In September 2017 we launched Babios, an affordable online luxury furniture store specialising in furniture for kids. We had the opportunity of working with fantastic mummy/parenting bloggers in the UK with mixed results.
Finding the most appropriate influencer mummy bloggers to work with was a challenge. There are dozens of professional blogger/influencer marketing platforms. They have their own algorithms and use some sort of a method evaluating and matching influencers with brands in real time.
These platforms are incredibly expensive and out of reach for most small businesses and in most cases not very helpful apart from showing key performance metrics, such as the number of Twitter, Facebook, Instagram followers, average retweet ratios, number of likes, average number of comments, and the list goes on. These are useful statistics, but which one of these metrics should you be focusing on? Relying on a single measure or even a combination of measures can be misleading.
Also, some bloggers prefer Instagram more than any other platform, whereas others may heavily utilise Twitter, Facebook, Pinterest, BlogLovin, and/or a combination of these mediums (offline and online).
There are also many websites providing a list of top 10, top 50 or top 100 mummy bloggers in the UK, Vueolio and tots100 been the most popular. In the majority of instances bloggers are ranked according to the number of Twitter, FB, Pinterest and/or Instagram followers. It sounds like a number game. The more the better. Is it really?
This is a big mistake. What about efficiency, effectiveness, and productivity? For example, what if a blogger is able to produce much higher output (e.g. high engagement rate on Twitter and Instagram) with a small number of inputs (e.g. publish fewer but high quality blogs)? This is a typical example of been an efficient blogger.

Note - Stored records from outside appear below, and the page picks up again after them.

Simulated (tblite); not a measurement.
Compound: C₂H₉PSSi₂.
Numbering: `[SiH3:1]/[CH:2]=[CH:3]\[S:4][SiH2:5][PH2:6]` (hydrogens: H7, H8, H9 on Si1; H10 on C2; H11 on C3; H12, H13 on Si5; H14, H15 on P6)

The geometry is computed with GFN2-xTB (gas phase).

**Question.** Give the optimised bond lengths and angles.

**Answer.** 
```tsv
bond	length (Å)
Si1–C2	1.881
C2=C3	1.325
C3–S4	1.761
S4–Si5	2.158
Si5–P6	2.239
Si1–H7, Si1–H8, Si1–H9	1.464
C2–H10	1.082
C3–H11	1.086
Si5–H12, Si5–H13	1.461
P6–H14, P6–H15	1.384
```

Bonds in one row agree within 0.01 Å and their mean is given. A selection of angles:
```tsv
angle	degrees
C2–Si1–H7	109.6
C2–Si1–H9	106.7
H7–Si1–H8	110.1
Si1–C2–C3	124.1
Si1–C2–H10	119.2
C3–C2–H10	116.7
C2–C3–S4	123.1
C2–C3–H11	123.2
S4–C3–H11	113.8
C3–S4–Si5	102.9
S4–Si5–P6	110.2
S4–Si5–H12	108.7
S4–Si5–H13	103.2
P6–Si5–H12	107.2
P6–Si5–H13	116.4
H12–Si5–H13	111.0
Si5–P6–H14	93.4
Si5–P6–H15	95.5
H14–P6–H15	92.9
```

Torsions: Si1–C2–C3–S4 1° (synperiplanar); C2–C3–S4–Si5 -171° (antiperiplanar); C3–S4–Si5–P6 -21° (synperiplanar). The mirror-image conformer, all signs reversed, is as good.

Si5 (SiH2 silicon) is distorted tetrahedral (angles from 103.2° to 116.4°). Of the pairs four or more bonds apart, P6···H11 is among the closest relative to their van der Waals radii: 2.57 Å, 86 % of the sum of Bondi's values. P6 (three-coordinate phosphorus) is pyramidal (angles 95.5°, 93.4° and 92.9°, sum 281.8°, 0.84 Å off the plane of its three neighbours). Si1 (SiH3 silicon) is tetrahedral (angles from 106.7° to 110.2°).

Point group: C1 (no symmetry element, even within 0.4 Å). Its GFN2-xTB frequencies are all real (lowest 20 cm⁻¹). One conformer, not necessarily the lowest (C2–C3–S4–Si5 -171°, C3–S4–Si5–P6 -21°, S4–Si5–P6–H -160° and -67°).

What’s more frustrating is the fact that each platform or ranking says something different, so who do you trust? And it’s a bit of a mystery how bloggers (influencers) are ranked (i.e. the methodology used behind the scenes). For instance, almost every mummy/parenting blogger has a banner on their homepage, for example, Tots100 Ranked #30 or Vuelio Top 10 Blog. Have you ever wondered how these rankings are established and the key factors driving these rankings?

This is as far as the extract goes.